The Spectacle of Attack Ads

IT is the week before Super Tuesday, the hottest of political seasons, and the negative campaign rhetoric is increasing tenfold.

Gone, unfortunately, are the days of the New Hampshire primary when issues were actually discussed, press conferences around Gennifer Flowers notwithstanding. The political wisdom now has it that loud sound-bite attacks work better on voters' minds than do ideas and defining real issues.

In New Hampshire, Senator Kerrey said Governor Clinton's draft record should not be a deciding factor. Now he says it should be. This may be good ol' hardball politics. But it still raises as many questions about Mr. Kerrey as about Mr. Clinton.

Clinton, meanwhile, leveled his guns at Paul Tsongas. The former Massachusetts senator is a "cold-blooded" technocrat with "dumb ideas," says Clinton. The reason? Mr. Tsongas's opposition to the quick-fix middle-class tax cuts bandied about by Congress and by Clinton himself. In truth, he and Tsongas have much in common on economics. Just last month Clinton said in debates he agreed with virtually "everything" Tsongas proposed. What a difference coming in second makes.

When it comes to negative punching power, however, the Republicans are on top. Pat Buchanan's lurid TV ads portray President Bush as supporting federal funds for art-pornography. Such ads give the Bush camp a taste of how their own Willie Horton ads felt to Michael Dukakis four years ago. But they are no more honest - and reflect just as badly on the candidate dishing them out.

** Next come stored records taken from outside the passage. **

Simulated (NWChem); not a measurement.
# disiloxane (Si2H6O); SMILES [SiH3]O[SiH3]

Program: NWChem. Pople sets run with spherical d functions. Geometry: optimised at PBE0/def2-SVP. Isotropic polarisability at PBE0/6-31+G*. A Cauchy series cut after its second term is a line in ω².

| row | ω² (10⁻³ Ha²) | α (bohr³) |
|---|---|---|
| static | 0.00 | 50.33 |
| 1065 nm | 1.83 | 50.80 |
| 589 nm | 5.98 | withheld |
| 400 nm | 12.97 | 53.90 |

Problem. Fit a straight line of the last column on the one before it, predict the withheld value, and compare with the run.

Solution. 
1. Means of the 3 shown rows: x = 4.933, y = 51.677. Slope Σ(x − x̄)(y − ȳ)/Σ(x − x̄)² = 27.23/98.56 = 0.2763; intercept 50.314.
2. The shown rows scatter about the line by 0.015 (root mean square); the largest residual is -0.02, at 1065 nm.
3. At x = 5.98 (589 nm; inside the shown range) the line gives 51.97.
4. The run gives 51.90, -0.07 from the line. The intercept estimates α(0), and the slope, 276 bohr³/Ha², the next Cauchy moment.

Negative ads say nothing about a candidate's ability to lead. With the US in serious recession and the world in serious flux, leadership ideas are the issue. The media must not forget that. A network commentator says the new attacks signal the start of "real politics." Not so - though 10-second attacks are easier to report than substantive issues. Tsongas alone has called for an end to negative ads, though he has indulged in the practice a bit himself. Regardless, the call should be heeded.